Friday, March 13, 2009

When recession bites: Incarceration in exchange for three free meals a day

When you're lost your job and you can't afford to pay your rent nor your food bills, an exchange for a place in jail doesn't seem like a bad idea: At least you get a roof over your head, top security, three meals a day and you don't have to lift a finger ! Courtesy of your local tax payer of course ! This was exactly what one Taiwanese unemployed man wanted.

Send me back to jail [Extract from the Straits Times]
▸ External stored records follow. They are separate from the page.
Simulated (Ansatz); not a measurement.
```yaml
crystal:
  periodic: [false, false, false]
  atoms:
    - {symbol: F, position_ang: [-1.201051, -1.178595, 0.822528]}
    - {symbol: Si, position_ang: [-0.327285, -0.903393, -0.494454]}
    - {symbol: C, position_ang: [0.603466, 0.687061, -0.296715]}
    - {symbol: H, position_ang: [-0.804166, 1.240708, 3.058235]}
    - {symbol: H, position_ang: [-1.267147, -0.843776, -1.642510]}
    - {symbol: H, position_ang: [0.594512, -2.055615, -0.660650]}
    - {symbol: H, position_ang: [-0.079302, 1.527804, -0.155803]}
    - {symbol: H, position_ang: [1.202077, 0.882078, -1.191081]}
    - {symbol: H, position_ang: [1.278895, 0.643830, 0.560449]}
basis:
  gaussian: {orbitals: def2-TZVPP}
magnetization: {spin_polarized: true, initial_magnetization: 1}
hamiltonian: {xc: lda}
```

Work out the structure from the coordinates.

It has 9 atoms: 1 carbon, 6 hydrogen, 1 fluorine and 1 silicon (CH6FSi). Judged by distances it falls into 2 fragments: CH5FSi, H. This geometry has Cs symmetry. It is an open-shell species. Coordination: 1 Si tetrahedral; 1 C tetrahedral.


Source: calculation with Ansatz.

TAIPEI - A JOBLESS Taiwan man released from prison two years ago asked police to send him back so he could have free meals, police and local media said on Tuesday, a grim sign of hard economic times on the island.
When police found the 45-year-old convicted arsonist lying on a street in a popular Taipei shopping district, he requested a return to life behind bars, nostalgic for the 10 years he had already served, the China Post newspaper reported.
Wang had also contacted police separately with his request, a spokesman said. Officers who found him bought him a boxed lunch but declined to send him back to prison, the police spokesman said.
'We advised him to keep looking for work,' he said. 'I don't know why he can't find a job. Maybe employers think he's not suitable or that he's too old.'

Now here's the irony. Should multi-billionaire wrong doers also get three free meals a day and free rent ?

Madoff's new home


The federal jail in lower Manhattan stands between a courthouse and a church and holds inmates awaiting trial or serving short sentences. Currently, about 750 men and women are behind bars there. -- PHOTO: ASSOCIATED PRESS









NEW YORK - BERNARD Madoff's new Manhattan home is the size of a walk-in closet, with cinderblock walls, linoleum floors and a bunk bed.
Breakfast will be served before sunrise, and the disgraced financier can stretch his legs outside. There's a strict schedule: Lights on at 6am, breakfast at 6.30am, lunch at 11am, dinner at 5 pm, lights out at 11 pm
During the day, inmates can watch television, play ping pong, work on their cases in a legal library or volunteer for janitorial duty.
On alternate days, they are allowed up on the caged roof, where from courthouse windows they can be seen playing basketball.


Not a bad exchange after all....Live a life of luxury for 30 years, and retire in jail.